An interim solution can assist with Risks on the Horizon

IR35 & the potential effect of Ltd Company Contractors

About the Author

Abbie Sayer is Managing Partner at Sayer Haworth Interim Solutions. Abbie has over 20 years in the recruitment industry, having lived and worked in the UK, Europe and the Middle East, and has acted as a trusted business partner to source senior leaders within Financial Services.

 

Executive Summary

About 170,000 individuals are expected to be affected by the incoming IR35 rules that are coming into effect into the Private Sector in April 2020.

Those genuinely being contracted on a self-employed basis are not being targeted, just those disguising themselves as self-employed to create a more favourable tax environment.

There are a number of tests for contractors to determine if they fall into IR35 rules.

Where an individual is covering a mainstream role for short term cover, as an example for long-term sickness or maternity cover, then IR35 would apply.

From April 2020, contractors will be moved to Fixed Term Contracts versus operating through their own intermediaries, however, they’re still able to command their day rate equivalent.

There is a high chance that employers will only offer Fixed Term Contracts on their payroll to mitigate the reporting responsibilities and potential risk of not being compliant with the IR35 rules.

Especially in the financial services sector, where there is a burden of compliance and regulation, offering contractors Fixed Term Contracts may be the preferred route to reduce the administration.

 

Introduction

From April 2020, private sector Employers will be responsible for assessing whether contractors are self-employed by applying the IR35 criteria. This shifts the responsibility and risk, which has been the responsibility of the contractor, onto the Employer. The change in legislation excludes engagements with small companies, where contractors will continue to determine their own IR35 status.

 

A detailed look at IR35

A worker is involved in off-payroll working when they work for an Employer through their own intermediary, often a personal service company (PSC), but would be an employee if they were providing their services directly.

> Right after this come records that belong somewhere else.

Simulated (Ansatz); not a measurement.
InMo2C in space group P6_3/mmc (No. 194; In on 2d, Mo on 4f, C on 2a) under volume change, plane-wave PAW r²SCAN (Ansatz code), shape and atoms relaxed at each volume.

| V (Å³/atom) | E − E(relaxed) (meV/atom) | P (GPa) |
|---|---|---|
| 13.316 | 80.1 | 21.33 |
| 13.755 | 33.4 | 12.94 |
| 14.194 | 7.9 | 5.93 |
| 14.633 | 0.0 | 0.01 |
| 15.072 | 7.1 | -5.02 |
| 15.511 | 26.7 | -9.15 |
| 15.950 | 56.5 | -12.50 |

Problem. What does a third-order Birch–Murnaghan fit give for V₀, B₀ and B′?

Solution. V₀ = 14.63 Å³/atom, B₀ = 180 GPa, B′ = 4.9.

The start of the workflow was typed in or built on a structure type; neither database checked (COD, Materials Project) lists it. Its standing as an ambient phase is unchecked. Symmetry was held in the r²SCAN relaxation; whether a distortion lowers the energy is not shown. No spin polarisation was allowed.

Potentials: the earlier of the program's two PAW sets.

As off-payroll workers are paid through their own intermediary, they pay Income Tax and National Insurance contributions (NICs) in a different way to an employee.

The off-payroll working rules are in place to make sure that where an individual would have been an employee if they were providing their services directly, they pay broadly the same tax and NICs as an employee.

 

Who needs to consider the off-payroll working rules

You’ll need to consider the off-payroll working rules if you:

– provide your services to a client through your own intermediary

– hire people who provide their services through an intermediary to private sector clients

The intermediary can be:

– a worker’s own limited company – known as a personal service company (PSC)

– a partnership

– another individual

 

Responsibilities of Applying IR35 & Employers

The reform will shift the onus for determining whether a freelance contractor is truly freelance or a full-time employee to the company who pays the personal service company, either directly or (if they are involved), via a recruitment business. HMRC is on the lookout for what it considers “disguised employment”.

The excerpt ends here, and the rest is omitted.